But as Gabe explains, unlike security, where the US is by far the world’s leading power, trade is one area where America no longer holds an unequivocal upper hand.

The global economy is more of a three-sided contest between the US, EU, and the China — who, respectively, make up around 15, 16, and 19 percent of global GDP in 2018 (accounting for purchasing power).

What’s more, the US is more vulnerable to EU retaliation than President Trump likes to think. The EU plays an important role as the world’s biggest consumer of services, a sector that has become crucial to US growth. In 2017, US services exports to the EU were more than four times larger than those to China. The decision to move ahead with proposed tariffs on European automobiles could spark serious economic blowback against portions of the US economy so far unscathed by Trump's trade actions. The administration’s recent move to tee up $12 billion in aid to farmers hurt by the ongoing trade spat with China shows the US isn’t invincible.

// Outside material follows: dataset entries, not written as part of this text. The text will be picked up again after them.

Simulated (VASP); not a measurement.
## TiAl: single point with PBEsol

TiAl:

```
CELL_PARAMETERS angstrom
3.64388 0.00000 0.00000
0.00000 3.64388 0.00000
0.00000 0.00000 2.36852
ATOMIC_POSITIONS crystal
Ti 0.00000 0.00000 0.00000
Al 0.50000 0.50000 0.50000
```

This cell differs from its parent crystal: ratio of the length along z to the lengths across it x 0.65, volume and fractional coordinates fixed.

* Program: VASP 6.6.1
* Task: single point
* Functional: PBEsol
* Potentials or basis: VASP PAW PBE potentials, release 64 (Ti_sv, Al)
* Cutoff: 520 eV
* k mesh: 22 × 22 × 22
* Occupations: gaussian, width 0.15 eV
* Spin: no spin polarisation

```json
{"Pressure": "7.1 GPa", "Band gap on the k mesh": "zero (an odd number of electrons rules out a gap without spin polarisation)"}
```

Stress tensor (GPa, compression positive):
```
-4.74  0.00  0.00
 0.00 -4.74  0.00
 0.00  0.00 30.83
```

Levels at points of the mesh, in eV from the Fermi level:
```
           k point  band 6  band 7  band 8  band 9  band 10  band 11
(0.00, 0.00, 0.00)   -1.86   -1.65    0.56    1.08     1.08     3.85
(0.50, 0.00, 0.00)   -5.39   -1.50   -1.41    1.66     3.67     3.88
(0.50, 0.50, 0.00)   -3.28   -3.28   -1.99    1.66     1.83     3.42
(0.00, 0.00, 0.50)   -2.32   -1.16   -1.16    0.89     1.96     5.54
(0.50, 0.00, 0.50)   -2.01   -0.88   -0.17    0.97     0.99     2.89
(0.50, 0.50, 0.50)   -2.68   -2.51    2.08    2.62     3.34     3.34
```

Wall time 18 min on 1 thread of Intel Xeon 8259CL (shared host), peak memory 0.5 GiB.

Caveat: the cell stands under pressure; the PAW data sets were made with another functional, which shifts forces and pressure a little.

While Juncker arrives in DC with a plan for progress, he’s also likely resigned to the prospect that a breakthrough may well not be forthcoming. For his part, President Trump tweeted out yesterday that “tariffs are the greatest!”

But for average Americans, the outcome of today’s discussion is far more consequential than haggling over NATO spending quotas or European fines on Google. They could soon be forced to confront the painful reality that, at least economically, America is no longer the unrivaled top dog.